Hauntings of Florida State University
Hundreds of stories have been told, but three have proven to be most commonly experienced.
One of the University’s most well-known haunted sites, Cawthon Hall’s fifth floor dorms have been known to give students reason to suspect supernatural activity.
“Students were most scared from the Cawthon Hall story because […] many students on campus today can attest to unusual things that happened there during their stay,” said Micah Biana, a 2012 Orientation Leader.
According to a 1971 report in The Florida Flambeau, several years before FSU became co-ed in 1949, a female was sunbathing on the balcony of the Gothic building. As typical in Florida, a thunderstorm randomly formed and a lightning bolt struck the girl, killing her instantly.

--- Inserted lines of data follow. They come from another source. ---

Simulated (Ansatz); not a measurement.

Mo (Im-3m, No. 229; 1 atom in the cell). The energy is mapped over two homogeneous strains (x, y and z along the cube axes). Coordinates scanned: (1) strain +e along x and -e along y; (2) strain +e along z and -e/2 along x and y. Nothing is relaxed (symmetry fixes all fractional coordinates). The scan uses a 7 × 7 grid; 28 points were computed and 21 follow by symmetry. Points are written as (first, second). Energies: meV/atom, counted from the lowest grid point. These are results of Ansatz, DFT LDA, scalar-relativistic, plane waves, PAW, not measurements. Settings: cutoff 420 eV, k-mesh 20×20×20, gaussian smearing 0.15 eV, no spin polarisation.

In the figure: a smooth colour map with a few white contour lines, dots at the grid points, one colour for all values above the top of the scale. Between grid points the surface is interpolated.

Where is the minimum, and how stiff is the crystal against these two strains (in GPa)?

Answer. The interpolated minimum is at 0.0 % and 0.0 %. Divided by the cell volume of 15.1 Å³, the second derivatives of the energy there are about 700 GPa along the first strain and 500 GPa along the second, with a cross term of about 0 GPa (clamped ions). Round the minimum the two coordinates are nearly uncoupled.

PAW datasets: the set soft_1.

Since then, students living in the fifth floor room she occupied (the specific room number remains undisclosed by the university) have reported mysterious sounds and an overwhelming sense of another’s presence.
“When I first moved in, we heard voices and footsteps from our suitemates room, but when we would check, no one was in there,” said Michael Arellano, a freshman who lives on Cawthon Hall’s fifth floor.
He also said his door closes without any explanation and that the showers on his floor are known to turn on and off randomly.
It is also said that Sarah Cawthon Edward, the woman whom the building is named after, still roams the hallways. As the dean that counseled the young women of the all-girls university, she was known to approach her job duties with a serious attitude and work attentively with the young women.
However, as the end of the decade passed, the Roaring Twenties brought students new ways of thinking, dress, public drinking and smoking, all of which Cawthon Edward did not approve.
It is believed that she underwent a nervous breakdown and was sent to a sanitarium. Cawthon Edwards never completely recovered from her breakdown or got over the loss of her job at the college in 1925. It is said that after her death, she returned to the halls she once loved so dearly.
Formerly known as “Gallows Hill” in the 1830s, Florida State’s grand entrance to campus has had several reports of paranormal activity.
Gallows Hill was the site for public executions in Tallahassee starting in 1829. The first to be hanged at the location was a woman convicted of murdering her own child.
In the Aug. 1, 1832 edition of the local newspaper, another “prolonged trial,” this one of David S. Rogers, was described but did not indicate the charges for which he was sentenced. The paper stated that “He met his fate with great firmness, and we were glad to observe but few persons were present except the militia who were out to serve as guards.”
While only two reports were given about the hangings at Gallows Hill, there is no lack of ghostly activity here.
It is not uncommon to come across a student who has seen unusual things or heard strange sounds when walking by Westcott Fountain at night.
Perhaps they are hearing the cries of the dead that still haunt the hill.
ROTC parade grounds
It is believed that cadets of the West Florida Cadet Battalion have not stopped their drills on the campus parade ground where part of the Civil War took place.
FSU students and members of ROTC have reported that electricity goes off during showers. When students get out of the shower to investigate, lights and electricity suddenly turn back on. In the fogged up mirror the letters “TB” are drawn out.
Other encounters involve reports of a ‘hairy figure’ on the outskirts of campus. One woman claimed when walking by herself near the parade ground around midnight, the hairy figure appeared in front of her. The woman sprinted away in fear of the creature but when she looked back it was gone.